How do you deal with the stratifying of the air mass? We are planning on having ceiling fans in the bedrooms and the living room and my hope is that those will be enough to move the air around.
I assume you have a basement with living space above a framed structure. What did you use as your finish floor material. I've been toying with using polished and stained concrete on our main level but that adds a lot of structural cost and complexity. Tiling our whole main level seems cost prohibitive so I'm interested in what you did.
Steve
Steve,
The cost delta for adding cooling is difficult to answer. Depending on the load calc for your building and the efficiency you're looking for, there may be fairly inexpensive ways to get radiant heating to work for you (e.g. a gas water heater, a circulator, some simple controls, and in-slab or staple-up tubing).

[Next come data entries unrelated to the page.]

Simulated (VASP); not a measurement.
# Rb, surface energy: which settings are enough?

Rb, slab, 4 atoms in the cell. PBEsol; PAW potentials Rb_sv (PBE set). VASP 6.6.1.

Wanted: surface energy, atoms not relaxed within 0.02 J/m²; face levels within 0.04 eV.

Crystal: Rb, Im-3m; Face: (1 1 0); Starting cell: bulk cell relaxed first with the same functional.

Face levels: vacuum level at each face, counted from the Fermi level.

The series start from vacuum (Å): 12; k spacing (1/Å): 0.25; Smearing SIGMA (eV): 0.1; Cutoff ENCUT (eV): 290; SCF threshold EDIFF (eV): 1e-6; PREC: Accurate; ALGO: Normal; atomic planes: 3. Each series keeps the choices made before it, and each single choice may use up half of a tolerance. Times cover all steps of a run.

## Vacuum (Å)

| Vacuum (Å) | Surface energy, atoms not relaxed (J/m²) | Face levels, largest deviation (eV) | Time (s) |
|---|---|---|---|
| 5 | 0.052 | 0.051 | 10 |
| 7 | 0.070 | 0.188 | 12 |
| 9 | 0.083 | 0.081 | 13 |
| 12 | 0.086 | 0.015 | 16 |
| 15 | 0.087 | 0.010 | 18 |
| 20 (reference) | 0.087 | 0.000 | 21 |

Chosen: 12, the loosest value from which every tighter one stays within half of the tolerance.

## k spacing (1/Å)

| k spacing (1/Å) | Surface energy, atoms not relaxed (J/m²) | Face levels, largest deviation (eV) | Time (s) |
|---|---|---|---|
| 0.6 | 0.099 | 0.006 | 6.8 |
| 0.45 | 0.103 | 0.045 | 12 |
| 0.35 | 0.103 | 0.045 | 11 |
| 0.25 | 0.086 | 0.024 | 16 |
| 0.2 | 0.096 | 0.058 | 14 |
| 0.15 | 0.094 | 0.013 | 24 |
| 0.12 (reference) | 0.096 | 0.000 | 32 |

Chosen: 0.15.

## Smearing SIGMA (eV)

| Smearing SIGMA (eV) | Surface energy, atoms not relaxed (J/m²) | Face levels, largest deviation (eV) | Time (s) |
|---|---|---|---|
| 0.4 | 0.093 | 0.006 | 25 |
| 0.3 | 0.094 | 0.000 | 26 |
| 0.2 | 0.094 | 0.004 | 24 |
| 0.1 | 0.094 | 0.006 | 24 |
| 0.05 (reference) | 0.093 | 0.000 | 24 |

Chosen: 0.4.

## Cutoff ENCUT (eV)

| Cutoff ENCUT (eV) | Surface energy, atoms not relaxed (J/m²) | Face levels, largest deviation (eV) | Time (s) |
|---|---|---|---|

We had already decided to go for an all electric house with the plan to eventually add PV and hit net-zero. With that as a starting point, the heat source had to be a heat pump, and heat pumps are most efficient at moderate temps (our system will be calling for 85F or lower water for the majority of the heating season). Low water temps work best in low thermal mass radiant floors/panels or you can use fan coils optimized for lower temps. This brings us to the first big jump in cost for our system. We used Warmboard-R radiant panels to achieve low thermal mass and fast response. Material and labor, just for installing the panels, ran $9.30sqft.
Warmboard, unlike staple-up - the typical method used in our area - made it possible for us to consider cooling. The cost delta to add cooling from this point should have been nominal: a few thousand dollars for slightly more advanced controls, a little extra copper "near boiler" piping, insulating the pipes to prevent condensation, and maybe one extra circulator pump. But executing it required finding and hiring an outside designer (guessing 4 - 5x the cost for a simple system), ~20% more labor as my plumber learned the controls and the little details that are different when handling chilled water (e.g. more limits on circulator orientation, different pump volute insulation details), and lots of my time.
The cost delta for you will also depend on your choice of heating fuel. A chiller/heat-pump is more expensive than an AC unit, but that extra cost is offset if you use it for heating too.
Tubing spacing in Warmboard is fixed at 12". Your designer should be able to guide you on the right spacing/emitter type based on your load calc, min/max water temps for your equipment, and flooring type.
Stratification reduces the effectiveness of radiant floor cooling. The math says our system should be able to reject enough Btus even without air circulation, but we do have ceiling fans in all bedrooms, the living room and the family room.
In our house, all living space is above grade. The main floor sits above a well insulated (R20 slab, R30 walls) crawl space.
All flooring is either slate tile or white oak. The wood flooring has more thermal resistance than the tile. This increases response time and somewhat reduces the cooling efficiency but our cooling load is low enough for it to work.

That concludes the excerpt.